Marketing teams are under more pressure than ever. Most of us are producing x5 more content than we were just 3 years ago. We’ve scaled our blogs, our social presence, and our ad spend – but for many, localisation is still stuck in the dark ages.
If your strategy is to just send it to the agency and hope for the best, we’ve got bad news for you. According to CSA Research, 76% of online shoppers prefer to buy in their native language. That’s why you need to take localisation seriously and optimise it
So, if you aren’t treating localisation with the same passion as content creation in your domestic language, you’re likely leaving money on the table.
Why Your Multilingual Content is Always Late
Probably you’ve been there. Your English campaign is live, meanwhile, the German and Spanish versions are stuck in translation. And they won’t be ready for another 2-3 weeks.
By the time those pages go live, the momentum is gone. This translation bottleneck happens because manual processes can’t scale. If you’re still emailing spreadsheets, you are wasting your time and money.
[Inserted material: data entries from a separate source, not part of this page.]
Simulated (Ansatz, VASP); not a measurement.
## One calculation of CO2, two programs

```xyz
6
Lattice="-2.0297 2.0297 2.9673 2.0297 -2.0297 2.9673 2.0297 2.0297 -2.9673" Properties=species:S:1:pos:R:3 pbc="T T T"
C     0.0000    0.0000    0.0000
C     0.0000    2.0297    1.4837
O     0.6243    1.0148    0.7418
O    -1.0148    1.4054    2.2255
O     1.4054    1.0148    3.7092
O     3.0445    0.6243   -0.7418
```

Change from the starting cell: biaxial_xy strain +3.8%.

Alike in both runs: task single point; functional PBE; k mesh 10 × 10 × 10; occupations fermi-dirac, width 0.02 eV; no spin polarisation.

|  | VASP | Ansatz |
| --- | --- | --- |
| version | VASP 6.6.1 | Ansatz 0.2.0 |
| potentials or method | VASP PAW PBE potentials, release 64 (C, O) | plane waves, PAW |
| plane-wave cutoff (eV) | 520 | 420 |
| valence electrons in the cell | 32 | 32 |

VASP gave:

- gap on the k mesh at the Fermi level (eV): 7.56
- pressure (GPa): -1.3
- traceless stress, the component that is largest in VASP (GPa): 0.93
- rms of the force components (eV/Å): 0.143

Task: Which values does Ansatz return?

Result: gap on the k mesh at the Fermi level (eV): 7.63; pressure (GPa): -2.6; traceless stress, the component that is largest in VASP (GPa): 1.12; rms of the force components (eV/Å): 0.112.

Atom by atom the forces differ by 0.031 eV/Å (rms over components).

To fix this, we need to stop looking at localisation as a series of one-off tasks and start treating it as a continuous pipeline. Here are some tips to consider:
1. Use Modern Tools
If your localization process involves an inbox full of Excel files and Google Sheet comments, you’re already behind. Optimization is about closing the time gap between your English product launch and your local-language release.
Your goal is to move away from attachments and move toward automation. Use a translation management system as a central hub for your content: set up integrations with your CMS and other tools, and your content will be automatically updated once translations are complete.
AI
Let’s be honest: you don’t need a high-priced human translator to translate a small update inside your knowledge base. Or product reviews. To optimize content localisation, you need to use the right infrastructure. By integrating advanced AI translation tools into your workflow, you can automate the initial translations.
This allows you to handle low-stakes text. After AI translation is done, a linguist can check the content and make changes if needed. Approving already translated drafts is much faster than typing translations from scratch.
Let the AI handle the manual, and let your best translators handle the transcreation of the content that actually makes people buy.
2. Stop Translating Blindly
Do you know the biggest reason localised content fails? A lack of context.
When you send a translator a spreadsheet with a single word like Home, they have no idea if that’s a button on a website, a physical house, or a navigation menu item. Without seeing the UI, translators are just guessing. This leads to a long chain of back-and-forth emails and bug reports that could have been avoided.
Optimisation starts at the source. Modern workflows allow you to provide visual context (like screenshots or live previews) directly within the translation environment. When a translator sees exactly where the text sits on the page, they no longer need to guess. That’s why you will spend less time fixing translations in long email threads.
Even if human translations are too costly for you, visual context can dramatically improve your AI translations. Worth trying!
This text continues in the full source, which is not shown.